Current:
master1
master2
master3
[etcd]
master1
master2
master3
[kube-node]
node1
node2
node3
Added node3 to group etcd:
master1
master2
master3
master4
master5
[etcd]
master1
master2
master3
master4
master5
[kube-node]
node1
node2
node3
Now i have 3 master/etcd and 45 nodes, i've already refrenced #1122 but couldn't fix it.I extended etcd success but master failed.It shows "kubectl" error:
Unable to connect to the server: x509: certificate is valid for "new master ip"
And my extend command is:
ansible-playbook -i inventory/mycluster/host.ini cluster.yml -l master1,master2,master3,master4,master5
My kubernetes cluster version is 1.9.3,how to fix it?
The feature of scaling master nodes seems imperfect, but it's possible to scale etcd cluster seperatly, to do so, just add etcd nodes under [etcd] and rerun cluster.yml.
I'm facing the same issue with adding new masters. I'm using Kubespray v2.10.x and the reason it fails is that Kubespray does not update the apiserver certificates to add the new master to the SAN list.
You can check your certificate with
openssl x509 -text -noout -in /etc/kubernetes/ssl/apiserver.crt
... and the new master IP and hostname should be listed in the Subject Alternative Name section.

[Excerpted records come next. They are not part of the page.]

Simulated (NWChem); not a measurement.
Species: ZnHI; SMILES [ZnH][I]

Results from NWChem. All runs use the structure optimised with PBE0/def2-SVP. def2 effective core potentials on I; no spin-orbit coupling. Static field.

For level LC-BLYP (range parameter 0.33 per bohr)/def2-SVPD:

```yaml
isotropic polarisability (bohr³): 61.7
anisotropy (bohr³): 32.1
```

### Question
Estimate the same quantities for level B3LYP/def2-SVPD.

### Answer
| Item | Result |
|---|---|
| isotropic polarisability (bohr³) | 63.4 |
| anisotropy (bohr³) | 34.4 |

X509v3 Subject Alternative Name:
DNS:infra00-lab, DNS:kubernetes, DNS:kubernetes.default, DNS:kubernetes.default.svc, DNS:kubernetes.default.svc.cluster.local, DNS:kubernetes, DNS:kubernetes.default, DNS:kubernetes.default.svc, DNS:kubernetes.default.svc.cluster.local, DNS:localhost, DNS:infra00-lab, DNS:lb-apiserver.kubernetes.local, IP Address:10.233.0.1, IP Address:172.31.134.110, IP Address:172.31.134.110, IP Address:10.233.0.1, IP Address:127.0.0.1, IP Address:172.31.134.110
The execution of cluster.yml adds the new master IP and hostname to /etc/kubernetes/kubeadm-config.yaml as expected. It seems, however, that Kubespray is not calling kubeadm to replace the certificate before trying to join the new master node. We fixed this by using kubeadm manually to recreate the certificate.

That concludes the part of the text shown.